I drew this cartoon a week ago not knowing that it is going to fit much better for a situation I experienced only few days later when we performed a migration test of a software component. I was instructed to perform just about 5 exemplary spot tests and I was told that I will yet be informed via email about the purpose and coordination of the tests planned for the weekend.
Actually I never got any emails, so I just prepared my scripts and extended those with additional checking code last Friday. My automated scripts existed of 300 test cases and I checked them on an integration test environment before they were ready for the big show. All I knew about this test was, it started at 1030h on a Sunday morning. I didn't know who was involved and I didn't know anything about what is going to change in the software component. On this sunny Sunday morning at 1030h (my kids running around in our garden and waiting for me) I was sitting in front of my laptop, waiting for the starting shot, that is, an email telling me that the productive master data has been mirrored to the Acceptance Test Environment.
This is a normal procedure when we test a patch or a new release. It is a signal for the testers to start creating snapshots of the system "before" (automatically and some manually). Actually, I didn't get any emails on that Sunday morning and I also didn’t get any of those announced emails on Friday.
I decided to execute my scripts anyway and start collecting the initial state of the system. In parallel I informed my boss that I still haven't been involved in any discussions of theses tests, nor who would be coordinator of those tests. Only minutes later I got an email from the sysadmin, stating that the migration on the Acceptance Environment is completed and that the testers can now start their tests......
...Wait a minute, wasn't I supposed to collect the initial state first? Well, then let's take the snapshot of the system "AFTER", instead. The results on the Acceptance Environment after migration looked surprisingly great. They didn't differ from earlier tests that I executed on Friday night while I extended my scripts and while I tested them on two different integration environments. That circumstance made me believe that the test on the Acceptance Environment must have been successful although I didn’t really do the "BEFORE/AFTER" comparison on the same physical system. The chance for the migration test to fail on the final system was minimal, I thought. Anyhow this test would still be necessary, that’s for sure.

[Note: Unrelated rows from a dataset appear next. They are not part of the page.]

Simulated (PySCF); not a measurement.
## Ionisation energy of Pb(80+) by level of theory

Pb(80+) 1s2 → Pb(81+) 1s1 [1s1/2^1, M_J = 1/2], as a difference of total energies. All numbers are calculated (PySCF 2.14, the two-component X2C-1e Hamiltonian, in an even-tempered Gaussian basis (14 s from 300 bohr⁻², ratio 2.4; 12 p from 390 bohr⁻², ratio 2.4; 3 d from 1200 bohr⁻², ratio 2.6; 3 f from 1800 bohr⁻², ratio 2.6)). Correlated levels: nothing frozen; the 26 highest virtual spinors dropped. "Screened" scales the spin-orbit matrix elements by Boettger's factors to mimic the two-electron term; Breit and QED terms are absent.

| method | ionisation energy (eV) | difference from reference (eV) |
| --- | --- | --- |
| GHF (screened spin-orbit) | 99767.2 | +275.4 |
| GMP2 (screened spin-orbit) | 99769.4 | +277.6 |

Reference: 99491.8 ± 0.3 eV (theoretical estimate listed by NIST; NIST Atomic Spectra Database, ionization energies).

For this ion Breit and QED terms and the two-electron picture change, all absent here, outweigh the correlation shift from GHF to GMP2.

The only issue that worried me at that time, was the fact that I noticed a really big performance difference between Acceptance- and Integration-environment. "Acceptance" responded 7 times slower than "Integration", although "Acceptance", according to engineering was a 1:1 copy of the final system, running on several nodes, while "Integration" only ran on 1 node. How can that be? When another tester reported, he couldn't confirm my discovery, I repeated my tests several times on both environments, each time confirming my previous conclusion. During this analysis I suddenly got another email from the sysadmin telling me that now also on the final system, the migration had been completed. Great...! Now I couldn't do the "baseline grabbing" on the final system either. All I could do was to compare the good looking Acceptance with the final system. The problem was that the two results were different, very different. 20 test cases failed. After some investigation I found the reason for 19 failed test cases.
Those "negative" test cases each expected an empty response (because they got empty response from all other test environments), but got valid data from production. After a short analysis this could be explained with the fact that not all data was copied from the final system to the test environments. Fine, but we were still left with 1 failed test where the final system returned a slightly shorter response than all the other environments did. After reporting the results (now I had the names of the involved people), the managers suddenly got nervous, and I mean really nervous. They wanted an exact explanation which we couldn't provide in such a short timeframe.
The managers decided to stop this exercise and instructed Engineering to roll-back. The suggestion of the team to start the test from scratch, this time giving testers a chance to collect initial state of the system and then compare the data of the same system after migration, didn’t get through anymore although this whole procedure wouldn't take more than 30 minutes. To my opinion, this decision was wise, given the circumstances that the communication and coordination of this test wasn't optimal.
At the end, what confused me, is this: I was instructed to do only 5 tests, I actually executed 300 and it ended up with one minor abnomaly. What would the decison have been if I only executed the other 299 that passed?
The other vexing scenario is that after I got the confirmation that the system was rolled-back, none asked me to test the rolled-back system.
After spending so much energy in summarizing this excercise I should of course spend a moment and look at myself. How could I have prevented such situation to end up like this? Probably it helped if I started to collect the initial state before the official test started, and – despite the fact that I wasn't involved in any planning/organization meetings/emails/telco, I could still have published my approach of testing to the people of whom I assumed, may be involved. If I had taken the chance to publish my approach of testing the migration/patch before, it may have helped driving the test into a different direction.